Computational Intelligence, SS08
2 VO 442.070 + 1 RU 708.070 last updated:
Course Notes (Skriptum)
Online Tutorials
Practical Course Slides
Animated Algorithms
Interactive Tests
Key Definitions
Literature and Links

Homework 54: Mixtures of Gaussians and HMMs

[Points: 12.5; Issued: 2007/06/15; Deadline: 2007/07/03; Tutor: Qiang Chen; Infohour: 2007/06/29, 16:15-17:15, HS i11; Einsichtnahme: 2007/07/09, 16:15-17:15, HS i11; Download: pdf; ps.gz]

HMMs with Gaussian mixture emission pdfs should be trained and used for recognition of utterances of English digits from `one' to `five'. Go through the tutorial ``Mixtures of Gaussians'' and download the accompanying MATLAB programs and data.

Add to the end of the report the MATLAB script you programmed for producing all the results.

Please provide the Name and Matrikelnummer of each team member on the report.

  1. Load the signals into MATLAB using load digits, and play them with the MATLAB functions sound or wavplay, e.g., sound(three15).

    Process the speech signals to get parameters (features) suitable for speech recognition purposes. For the signals loaded from digits.mat this is done using the function preproc() (without arguments). This function produces a cell array data_N{} for each digit N holding the parameter vectors (mel-frequency cepstral coefficients, 12-dimensional) for each training signal (e.g., data_1{2} holds the sequence of parameter vectors for the second example of digit `one'), as well as a cell array testdata_N{} for each digit N for each test signal. preproc() uses functions that are part of VOICEBOX, a MATLAB toolbox for speech processing.

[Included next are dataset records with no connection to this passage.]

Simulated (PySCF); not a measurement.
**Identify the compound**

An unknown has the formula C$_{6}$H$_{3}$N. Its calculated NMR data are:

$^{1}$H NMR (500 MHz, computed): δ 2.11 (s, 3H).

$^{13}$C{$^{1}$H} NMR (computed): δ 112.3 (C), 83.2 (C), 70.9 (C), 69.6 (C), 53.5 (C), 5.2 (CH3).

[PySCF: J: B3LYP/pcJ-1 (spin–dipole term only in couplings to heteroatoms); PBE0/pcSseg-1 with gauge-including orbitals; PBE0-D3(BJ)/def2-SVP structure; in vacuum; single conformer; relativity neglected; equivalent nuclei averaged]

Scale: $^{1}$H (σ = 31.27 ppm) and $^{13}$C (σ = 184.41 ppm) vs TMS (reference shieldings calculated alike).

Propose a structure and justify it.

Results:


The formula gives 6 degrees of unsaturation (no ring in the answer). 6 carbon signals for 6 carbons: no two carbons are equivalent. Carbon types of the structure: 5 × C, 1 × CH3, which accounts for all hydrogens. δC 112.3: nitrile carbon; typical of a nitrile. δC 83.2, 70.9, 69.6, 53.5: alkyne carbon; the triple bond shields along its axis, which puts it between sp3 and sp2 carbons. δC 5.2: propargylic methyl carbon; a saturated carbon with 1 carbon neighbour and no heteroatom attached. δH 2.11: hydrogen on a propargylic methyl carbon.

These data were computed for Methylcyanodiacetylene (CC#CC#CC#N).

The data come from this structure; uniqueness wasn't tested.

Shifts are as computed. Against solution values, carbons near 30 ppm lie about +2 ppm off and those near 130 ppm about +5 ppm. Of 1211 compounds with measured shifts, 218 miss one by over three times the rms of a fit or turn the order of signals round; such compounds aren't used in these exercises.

    The sequences of parameter vectors have different length (as also the speech signals differ in length!), that is why we can not store all sequences for training or testing in one array.

  2. Train one HMM for each digit. Training of HMM parameters (emission pdfs using the EM algorithm, as well as prior and transition probabilities) is done using the function train:

    » [HMM] = train(data,K,Ns,nr_iter)

    where Ns denotes the number of HMM states, K the number of Gaussian mixtures in the emission pdfs, and nr_iter the number of iterations. The function trains left-to-right HMMs with covariance matrices of the Gaussian mixtures in diagonal form.
  3. Determine the recognition rate on the test signals. To test the model use the function recognize as described in the tutorial, e.g., for digit 1:

    [r1,L1,p1] = recognize(testdata_1,HMM_1,HMM_2,HMM_3,HMM_4,HMM_5)
  4. In your report note down your chosen settings, intermediate results and considerations, and the recognition results (recognition rate for each digit, and for the whole set). Which digits seem more easy to recognize? Which digits get easily confused during recognition? Use different values for the number of states (Ns=2...5) and the number of Gaussian mixture components (K=1...3). How do these numbers affect the computational effort for training and the recognition rate? Which values for Ns and K do you think are optimal? Please present your recognition results (for each digit and for the whole data set) as well as the time for training the models as tables/figures (depending on the choice of Ns and K). For measuring the training time use the matlab commands tic and toc.
  5. Why does it seem reasonable to use left-to-right HMMs for this task, and for speech in general? What are the advantages/disadvantages? Please modify the function train to train ergodic models and do experiments similar as in task 4 for Ns=2...5 and K=1...3. Again, present the tables for the recognition rate and the computational effort for training.
  6. Why do we use diagonal covariance matrices for the Gaussian mixtures? What assumption do we take, if we do so? Please modify the function train to train left-to-right models with a full covariance matrix. Again, do experiments similar as in task 4 for Ns=2...5 and K=1...3 and present the tables for the recognition rate and the computational costs for training. Give also a table for the number of parameters we have to train in this case compared to the left-to-right HMM using diagonal covariance matrices for the Gaussian mixtures (as in task 4). Is there a connection between the number of parameters we have to train, the number of training samples we have available, and the recognition performance? Please present a short discussion on that in your report.
  7. What kind of model do we have if we have just Ns=1 state in our HMM. Please give the equation $ P\left(X\vert\mathbf{\Theta}\right)$ for this model in terms of $ \mathbf{\Theta}=\left\{\mathbf{\pi},\mathbf{A},\mathbf{B}\right\}$.